Better judgement needed
I find it a bit ironic that one of my memories on Facebook today involved a story where a team was running up the score. I referred to the move as “classless.” Which it is.
I’m all about sportsmanship. You can win or lose with class. There’s no good reason not to.
I also usually give officials the benefit of the doubt when assessing penalties related to unsportsmanlike conduct.
There are times when officials get a little quick-whistled and assess unwarranted penalties. The one that has always stood out in my mind was in the late 90’s. I was at a Warren basketball game and following a timeout, Mike Curran was retrieving the ball. He tried to roll it on his toe and kick it to himself. He misfired and accidentally kicked the ball into the wall. The official blew the whistle and assessed a technical foul. Mike laughed it off, and I honestly don’t remember who won the game.
What happened at Warren Area High School Monday night hardly constituted unsportsmanlike conduct and was appalling on multiple levels.

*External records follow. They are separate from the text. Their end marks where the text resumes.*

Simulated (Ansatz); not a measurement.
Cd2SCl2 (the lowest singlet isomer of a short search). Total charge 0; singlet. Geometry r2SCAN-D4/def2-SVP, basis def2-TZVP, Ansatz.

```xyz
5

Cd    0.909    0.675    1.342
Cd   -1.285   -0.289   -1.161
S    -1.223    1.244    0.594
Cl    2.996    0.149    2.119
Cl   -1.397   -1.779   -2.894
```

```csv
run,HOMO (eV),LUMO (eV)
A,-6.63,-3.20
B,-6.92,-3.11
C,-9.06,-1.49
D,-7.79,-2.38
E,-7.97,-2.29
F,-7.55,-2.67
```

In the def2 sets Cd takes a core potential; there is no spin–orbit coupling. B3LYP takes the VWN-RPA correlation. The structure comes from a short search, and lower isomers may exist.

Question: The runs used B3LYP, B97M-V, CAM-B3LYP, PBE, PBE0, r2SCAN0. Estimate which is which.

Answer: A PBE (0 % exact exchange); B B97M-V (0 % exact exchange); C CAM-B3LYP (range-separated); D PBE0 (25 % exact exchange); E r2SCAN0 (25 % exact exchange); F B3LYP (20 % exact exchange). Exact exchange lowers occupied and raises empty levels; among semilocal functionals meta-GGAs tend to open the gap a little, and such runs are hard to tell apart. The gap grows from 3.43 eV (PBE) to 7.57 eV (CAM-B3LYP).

Warren senior wrestler Liam Stevenson won the final home match of his career in just 34 seconds. Stevenson, shook hands with his opponent, had his hand raised, and before leaving the mat for the last time bent down and gave it a kiss.
Apparently, that warrants unsportsmanlike conduct for wrestlers.
I get trying to contain emotion in an emotional sport, and gestures meant to show up opponents should be assessed the proper penalty.
What Stevenson did hardly warranted the punishment (a deduction of one team point…that cost the Dragons a win in a 33-32 loss to St. Mary’s). Clearly this was a senior saying goodbye to his home mat. Nothing more, nothing less.
This is one of those instances where the official needs to exercise better judgement. Again, I understand the need to keep the match under control, but this went too far. There wasn’t even a warning issued. It was an immediate point deduction for something that was far from unsportsmanlike.
If anything, this was Stevenson showing respect. Respect for the sport, respect for his team and respect for his home school. And the message being sent is that respect should be punished.
It’s not like Stevenson is a repeat offender. If anything, this is the second time in a week I’ve seen Stevenson show ultimate respect.
Against Eisenhower last week, Stevenson and Ethan Chambers battled into overtime. Stevenson earned the decision, and after the match shared an embrace with Chambers. Does this sound like the kind of kid who would try to show up his opponent? No, of course not.
This was one instance of an official being a little quick-whistled and it costing not just the individual, but his team as well. Instead of admitting the mistake, the official doubled-down and yelled back at fans screaming for a reason for the point deduction. It just wasn’t a good look.
After 20 years, Mike has been unseated from atop my personal perch of officiating blunders. This one is going to be hard to top.
And Liam, if you read this, well done, young man. I’d take you on my team any day. You give it your all and you do it with grace and class. Don’t let one horrid call change that.
My hat’s off to you, and best of luck as you wrap up your season.